Given a string as input (ASCII printable characters only), output the string with the letters "raining" down. Each letter must be a random number of lines downward (random between 0 and the length of the string, each having non-zero probability), and only one character per column. All possible outputs must again have a non-zero probability of occurring.
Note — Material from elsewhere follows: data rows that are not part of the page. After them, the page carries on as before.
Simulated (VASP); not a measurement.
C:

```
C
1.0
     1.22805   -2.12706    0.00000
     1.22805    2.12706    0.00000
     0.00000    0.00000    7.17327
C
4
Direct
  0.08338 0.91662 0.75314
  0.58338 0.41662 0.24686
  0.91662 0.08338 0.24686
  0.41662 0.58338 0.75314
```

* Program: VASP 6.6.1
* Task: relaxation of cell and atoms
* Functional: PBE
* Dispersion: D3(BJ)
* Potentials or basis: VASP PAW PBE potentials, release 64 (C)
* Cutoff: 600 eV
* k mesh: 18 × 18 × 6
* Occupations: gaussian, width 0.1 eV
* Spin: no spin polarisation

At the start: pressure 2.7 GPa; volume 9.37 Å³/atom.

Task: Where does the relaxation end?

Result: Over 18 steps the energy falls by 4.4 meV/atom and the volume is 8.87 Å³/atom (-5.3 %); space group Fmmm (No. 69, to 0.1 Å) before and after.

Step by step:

That's maybe a little confusing, so here's an example (taken from that CMC):

Hello World

          d
H
       o
  llo

         l
      W
 e
        r

Note how the H is one space down, the d is zero down, and the llo all happen to line up. The r is the farthest down, at 9, but is still less than the string length away from the top. This is just one example, there are dozens of other possibilities for input Hello World.

Other examples could be:

test

t
 e
  s
   t


PP&CG

  & G
 P

P  C

  • Input and output can be given by any convenient method.
  • The input is guaranteed non-empty (i.e., you'll never receive "" as input).
  • You can print it to STDOUT or return it as a function result.
  • Either a full program or a function are acceptable.
  • Any amount of extraneous whitespace is acceptable, so long as the characters line up appropriately (e.g., feel free to pad as a rectangle).
  • Standard loopholes are forbidden.
  • This is so all usual golfing rules apply, and the shortest code (in bytes) wins.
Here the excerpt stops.